The author, Dr. Awad, has researched Tayeb Salih’s fiction from four directions: the direction of Sudanese literary criticism, the direction of Arab literary criticism, the direction of special criticism and the writer’s self - assessment direction. Throughout these directions, Awad had strived to justify the structural analysis approach he had adopted.

Dr. Awad asserts that the critical studies presented by Dr. Mohamed Ibrahim Alshoush were especially important in that he (Shoush) was very intimate to Salih by virtue of their being kin, had  hailed from the same village, had been academic mates during their study in Britain and had shared close mental and social perceptions. All those factors had caused Shoush’s criticism to be balanced and objective.”By those definitions, Shoush is the best critic of Salih’s works, so far,” charges Dr. Awad.

Shoush had tried to tackle symbolism in the Wedding of Zain but did not travel in a barren desert as other critics had done. He, Shoush, has taken us from the start via a correct perception of the structure of literary work. He had first looked at the unusual stir that occurred in the village when news about Zain’s marriage broke out that made of such an incident an unusual event in the village. Shoush’s answer to this was that Salih “makes of these scattered particles a special atmosphere that excites the reader and attracts him to listen more after his curiosity had been raised.”

Tayeb Salih was received with much attention from Arab critics, each tackling his works from his own angle. Those critics, maintains Dr. Awad, were much concerned with the content and thoughts presented by Salih’s works which they, the critics, dubbed ‘the crisis of the African human being, a case of clash of civilizations, cultures and nations and a struggle between good and evil.’ These thoughts he, the author, maintains, had distracted those critics from the artistic value of Salih’s works. ”They, the Arab critics, were preoccupied with the theoretical aspects that distracted them from the structural buildup of Salih’s works,’’ he asserts.

In the third chapter Awad adopted classification of the novel’s structures: the story of the event, the story of the character, the drama of the story, the story of the epoch, the historical story and the free story. The author used this classification as a yardstick for measuring Salih’s novel structures. He also further applied this classification to five of Salih’s novels, namely the Dom Tree of Wad Hamid, the Wedding of Zain, Season of Migration to the North, Bandar Shah, Dawwalbait and Maryood.

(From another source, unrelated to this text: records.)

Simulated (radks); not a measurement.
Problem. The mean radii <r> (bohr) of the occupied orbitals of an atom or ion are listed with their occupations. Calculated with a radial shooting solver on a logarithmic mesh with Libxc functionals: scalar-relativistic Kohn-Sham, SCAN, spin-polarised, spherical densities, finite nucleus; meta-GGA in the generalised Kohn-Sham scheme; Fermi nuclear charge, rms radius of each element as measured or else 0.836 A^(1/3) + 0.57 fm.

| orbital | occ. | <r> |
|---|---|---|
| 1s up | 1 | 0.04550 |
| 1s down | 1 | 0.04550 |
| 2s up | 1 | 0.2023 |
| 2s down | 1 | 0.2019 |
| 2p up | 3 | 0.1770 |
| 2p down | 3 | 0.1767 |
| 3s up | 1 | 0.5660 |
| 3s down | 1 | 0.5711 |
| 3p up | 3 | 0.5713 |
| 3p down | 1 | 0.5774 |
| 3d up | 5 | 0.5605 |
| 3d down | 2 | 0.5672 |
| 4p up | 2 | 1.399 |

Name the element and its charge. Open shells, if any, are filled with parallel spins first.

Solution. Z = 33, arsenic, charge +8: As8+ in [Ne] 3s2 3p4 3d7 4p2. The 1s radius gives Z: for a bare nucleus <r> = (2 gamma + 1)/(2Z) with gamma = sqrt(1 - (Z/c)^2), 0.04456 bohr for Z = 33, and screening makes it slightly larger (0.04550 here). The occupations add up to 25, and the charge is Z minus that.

He drew the conclusion that “Al-Tayeb Salih had capped with this collection a cycle of his literary creation.”

The book was published in 1983 by the al-­Elm (knowledge) Library in Jeddah, Saudi Arabia.

“As we present this big work for a critic from Sudan who enriched the literary life with his works of criticism, we are well aware that we are presenting a new approach in modern Arab literary criticism in which Dr. Yousif Noor Awad is one of the early pioneers,” wrote the publishers.